Taylor said what makes one group of people laugh makes everyone laugh. I am sure humour changes with geography as much as it does by culture, so I don't pretend to know about all Aboriginal humour, only that of the folks who have teased me with great joy.

My Cree friends have a sense of humour that tends to put white people off balance the first couple of times they experience it, which in and of itself is funny to witness. They either tease with dramatic admonishment or deadpan dry wit - like my friend Leon, who told me to stop trying to speak Cree because "language is the only weapon Indians have left against the white man."

"But Leon," I sputtered, "I studied it for three years in university."

"Oh! But you speak like a white woman. Stop!" my friend's kokum (grandmother) pleaded.

Leon Charles is a third-term band councillor for Grand-mothers Bay, a remote village that is part of the Lac la Ronge Indian Band in northern Saskat-chewan. He can be cunning in his ability to lead me down the rabbit trail, only to have a good laugh at and with me. And I am ridiculously gullible enough to be duped repeatedly by him after 12 years of friendship.

Leon deals with the most serious of issues on a daily basis where unemployment, suicide and poverty affect his community's members at an alarming rate, and so I am continuously amazed at how quick he is to laugh and make others laugh. He focuses his attention on promoting sport, education and employment for the youths of Grandmothers Bay. I have heard of great people just like him who are members of the Sechelt Nation, and I look forward to being punked by them.

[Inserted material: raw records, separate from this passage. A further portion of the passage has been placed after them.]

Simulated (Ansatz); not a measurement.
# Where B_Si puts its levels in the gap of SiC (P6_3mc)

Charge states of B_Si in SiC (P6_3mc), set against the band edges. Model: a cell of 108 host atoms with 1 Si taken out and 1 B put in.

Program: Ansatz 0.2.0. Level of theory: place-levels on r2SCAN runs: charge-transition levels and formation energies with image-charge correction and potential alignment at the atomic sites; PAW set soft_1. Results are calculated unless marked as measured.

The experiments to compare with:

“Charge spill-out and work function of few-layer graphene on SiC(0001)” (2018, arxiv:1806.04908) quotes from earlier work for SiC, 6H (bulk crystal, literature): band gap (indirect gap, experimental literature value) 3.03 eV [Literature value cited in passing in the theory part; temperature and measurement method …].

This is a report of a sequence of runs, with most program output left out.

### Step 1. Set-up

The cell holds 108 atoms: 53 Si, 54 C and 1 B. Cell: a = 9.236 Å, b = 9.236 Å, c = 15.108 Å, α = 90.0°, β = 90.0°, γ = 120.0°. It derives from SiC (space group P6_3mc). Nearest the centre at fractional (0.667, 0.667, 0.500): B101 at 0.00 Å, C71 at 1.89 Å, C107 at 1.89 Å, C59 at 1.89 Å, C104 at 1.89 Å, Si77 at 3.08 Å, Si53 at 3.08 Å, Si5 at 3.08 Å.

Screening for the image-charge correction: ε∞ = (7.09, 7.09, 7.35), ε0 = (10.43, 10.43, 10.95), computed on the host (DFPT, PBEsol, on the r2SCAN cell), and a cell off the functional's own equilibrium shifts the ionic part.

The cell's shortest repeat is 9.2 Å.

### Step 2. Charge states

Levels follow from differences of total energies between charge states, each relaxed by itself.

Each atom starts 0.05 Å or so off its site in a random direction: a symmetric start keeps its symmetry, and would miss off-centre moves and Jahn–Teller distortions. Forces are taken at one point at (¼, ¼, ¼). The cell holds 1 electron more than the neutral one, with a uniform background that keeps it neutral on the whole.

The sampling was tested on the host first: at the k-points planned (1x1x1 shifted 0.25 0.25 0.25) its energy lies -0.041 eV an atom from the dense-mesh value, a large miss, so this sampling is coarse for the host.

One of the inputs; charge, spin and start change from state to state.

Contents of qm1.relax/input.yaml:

Sometimes I think our country's climate has become so tense because of historical wrong-doings and non-Aboriginal people being terrified of saying the wrong thing that we have forgotten how to laugh along with our Aboriginal neighbours, how to kid one another and how to laugh at ourselves.

I have been purposefully hosed down by tilted up boat propellers, reprimanded for my fish filleting technique, lured to the wrong destination by plotting children who only wanted a ride in my car and teased mercilessly in Cree for my poor softball skills. Tone and body language told me all I needed to know in that instance.

To survive the humour of First Nations friends, you must develop wit quickly or grow a thick skin, because no one is exempt from good-intentioned harassment. I learned if you're being teased, belittled, scolded or corrected by an Aboriginal person, it might just mean they like you. Watch for that delayed laugh as they wait to see if you got the joke. Mind you, if you have to wait and watch to find out, you've already been had - again!